This tutorial helps you build a real-time product recommendation system for an e-commerce system using content-based filtering and vector similarity search. Follow along to learn the essential steps and how it works.

Recommendation systems are an important technology for most online businesses and for e-commerce sites in particular. They’re an essential element in generating good conversion and maintaining customer loyalty.

A recommendation system typically shows items to users based on their profiles and preferences and by observing their actions (such as buying, liking, or viewing items).

diagram of a phone app

Consider the challenges involved in building a recommendation system for a modern e-commerce site. This is just a subset of the issues to consider:

  • Customization: Customers want to filter results, such as by price range, brand, and size. Our system should recommend products only within these parameters.
  • Multiple modalities: A product listing is more than a text description. It can also contain images, video, audio, and 3D mesh, for example. All available data modalities should be exploited when making recommendations.
  • Latency: Customers expect recommendations to appear quickly. If the system’s recommendations aren’t returned immediately, they’re irrelevant.
  • Data volume: The more products and customers the site has, the harder it is to recommend products efficiently. Computing recommendations should stay fast even with big datasets.

As these requirements evolve, approaches to building recommendation systems need to evolve as well. In this blog post, we show you how to build a real-time product recommendation system with respect to user-defined filters using the latest vector search technology. The tool suite includes Redis and DocArray, but the methodology is relevant no matter which tools you employ.

Recommendation systems basics

As with any other computing problem, there are multiple approaches to building recommendation systems and tools to support each effort. They include:

  • Collaborative filtering: The system predicts items relevant to the user based on the preferences of similar users.
  • Content-based filtering: The system models the user’s interests as feature vectors and predicts relevant items based on the similarity between vectors.
  • Hybrid approaches: The system combines collaborative filtering, content-based filtering, and other approaches.

This blog post focuses on improving the content-based filtering approach. If you’re new to this topic, it may help to read Google’s overview of content-based filtering first.

There are two important considerations when implementing content-based filtering:

First, when you model the user and items as a feature vector, it’s important to exploit all modalities of the data. Simply relying on keywords or a set of engineered features might not efficiently represent complex data.

That’s why state-of-the-art AI models are important, as they represent complex, multimodal data as vector embeddings.

One of the best-known models to represent both text and image data is CLIP. Therefore, in this tutorial, we use CLIP-as-service as the inference engine that powers our recommendations.

Also, computing vector similarity can be slow and costly if not performed efficiently. Our application requirements (to respect user filters and deliver low-latency recommendations) make it impractical to pre-compute similarity between items and user profiles in batch jobs. That’s why it’s crucial to compute vector similarity in real-time, using efficient techniques such as Hierarchical Navigable Small World (HNSW).
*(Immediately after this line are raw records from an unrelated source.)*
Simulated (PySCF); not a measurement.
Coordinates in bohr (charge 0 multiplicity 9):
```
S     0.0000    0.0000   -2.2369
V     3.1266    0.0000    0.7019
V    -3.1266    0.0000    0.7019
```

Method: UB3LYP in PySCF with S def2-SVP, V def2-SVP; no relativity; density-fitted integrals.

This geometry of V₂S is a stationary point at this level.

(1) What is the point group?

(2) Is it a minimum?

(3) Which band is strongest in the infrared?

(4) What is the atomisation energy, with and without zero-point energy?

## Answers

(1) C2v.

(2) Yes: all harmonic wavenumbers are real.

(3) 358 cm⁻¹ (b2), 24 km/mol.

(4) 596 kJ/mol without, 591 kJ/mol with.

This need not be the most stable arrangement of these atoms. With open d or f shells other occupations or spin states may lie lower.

These techniques are implemented in vector databases. Redis offers vector search capabilities in RediSearch 2.4. And since Redis is an in-memory database, recommending items is both fast and performed in a real-time context.

With feature representation and computing vector similarity covered, we still need a data structure to bridge the gap between our multimodal data and the vector database. For that, we use DocArray. Think of DocArray as a universal vector database client with support for multimodal data. It has a Pythonic interface that makes it easy to build a recommendation system in just a few lines of code.

docarray ingestion

Designing the solution

We have assembled the tools for this application: Redis for Vector Similarity Search, CLIP-as-service to encode visual data, and DocArray to represent multimodal documents and connect to Redis. In this tutorial, we apply these technologies to build a content-based filtering recommendation system. 

The procedure is as follows:

  • Load the dataset into DocArray format.
  • Model products by encoding product images using CLIP-as-service.
  • Model the user profile by computing the weighted average of the last k viewed products’ embeddings.
  • Use DocArray to load the product data.
  • Index the product data in Redis.
  • Use Redis Vector Similarity Search to recommend the most similar items to the user’s view history while also filtering those results to respect user preferences.

In the instruction that follows, the data we use for product recommendations comes from the Amazon Berkeley Objects Dataset, a dataset of Amazon products with metadata, catalog images, and 3D models.

Setup

The first step is to provision a Redis instance. You can create a local Redis instance using Docker:

docker run -d -p 6379:6379 redis/redis-stack:latest

Next, we need to install DocArray, Jina, and clip-client:

pip install docarray[redis] jina clip-client

That’s all the setup we need. Now we’re ready to start exploring with data.

Dataset exploration

The Amazon Berkeley Objects Dataset consists of product items accompanied by images and metadata such as brand, country, and color. It represents the inventory of an e-commerce website.

nia and nicole womens wallet

For the purposes of this tutorial, we can download a subset of this dataset from Jina Cloud, pre-processed in DocArray format.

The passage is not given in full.